Family Law Attorneys

Changing Beneficiaries

When you were in the throes of wedded bliss, you automatically named one beneficiary on all your accounts. If you died, your spouse would get your bank assets, retirement accounts, investments, life insurance proceeds, and annuities. After your divorce you may need to update or change your accounts to reflect the Court Orders.

First, you need to contact the holders of your accounts to find out how to update the beneficiary designation. Then, you either need to put in new beneficiaries or remove your spouse’s name, or that person inherits your assets if you die before the divorce.
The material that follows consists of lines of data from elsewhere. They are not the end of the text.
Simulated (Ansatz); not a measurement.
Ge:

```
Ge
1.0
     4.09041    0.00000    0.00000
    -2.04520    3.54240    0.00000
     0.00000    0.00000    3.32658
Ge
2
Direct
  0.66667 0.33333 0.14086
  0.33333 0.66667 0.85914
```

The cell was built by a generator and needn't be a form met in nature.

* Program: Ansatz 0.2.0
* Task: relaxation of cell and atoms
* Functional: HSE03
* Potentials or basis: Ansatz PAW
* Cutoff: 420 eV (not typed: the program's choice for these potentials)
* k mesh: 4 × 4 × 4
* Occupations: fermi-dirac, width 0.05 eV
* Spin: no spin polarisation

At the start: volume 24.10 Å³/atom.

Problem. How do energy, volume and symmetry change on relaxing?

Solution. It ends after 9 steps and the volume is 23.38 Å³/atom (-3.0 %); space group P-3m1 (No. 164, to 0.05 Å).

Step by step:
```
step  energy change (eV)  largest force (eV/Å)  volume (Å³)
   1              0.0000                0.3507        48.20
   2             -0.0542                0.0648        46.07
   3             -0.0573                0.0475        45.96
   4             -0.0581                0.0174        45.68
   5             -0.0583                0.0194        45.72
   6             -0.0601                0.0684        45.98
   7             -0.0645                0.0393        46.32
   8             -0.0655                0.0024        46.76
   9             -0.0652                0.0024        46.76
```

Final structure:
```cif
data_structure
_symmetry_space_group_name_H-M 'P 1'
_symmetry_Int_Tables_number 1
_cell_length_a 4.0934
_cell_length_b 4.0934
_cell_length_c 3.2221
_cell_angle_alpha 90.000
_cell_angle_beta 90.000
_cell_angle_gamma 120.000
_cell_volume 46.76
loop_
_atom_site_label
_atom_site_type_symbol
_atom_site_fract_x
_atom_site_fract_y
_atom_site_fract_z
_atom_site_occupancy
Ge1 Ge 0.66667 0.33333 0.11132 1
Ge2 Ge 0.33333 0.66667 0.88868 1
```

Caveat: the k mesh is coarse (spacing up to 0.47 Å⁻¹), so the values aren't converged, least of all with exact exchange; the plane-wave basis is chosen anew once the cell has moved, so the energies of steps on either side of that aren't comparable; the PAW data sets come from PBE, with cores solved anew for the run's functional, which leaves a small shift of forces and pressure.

Once you file for divorce then you won’t be able to make any of these changes because Massachusetts applies an Automatic Temporary Restraining Order (ATRO), which states, in part:

Neither party shall sell, transfer, encumber, conceal, assign, remove or in any way dispose of any property, real or personal, belonging to or acquired by, either party … Neither party shall incur any further debts that would burden the credit of the other party,

In other words, you can’t change beneficiaries, hide or spend assets, or buy any property until the divorce becomes final, or your spouse gives written consent. You’ll still be able to use accounts to pay living expenses or run your business. You can also still update your financial and healthcare powers of attorney at any time during the process, although you want to do this as soon as you file the papers.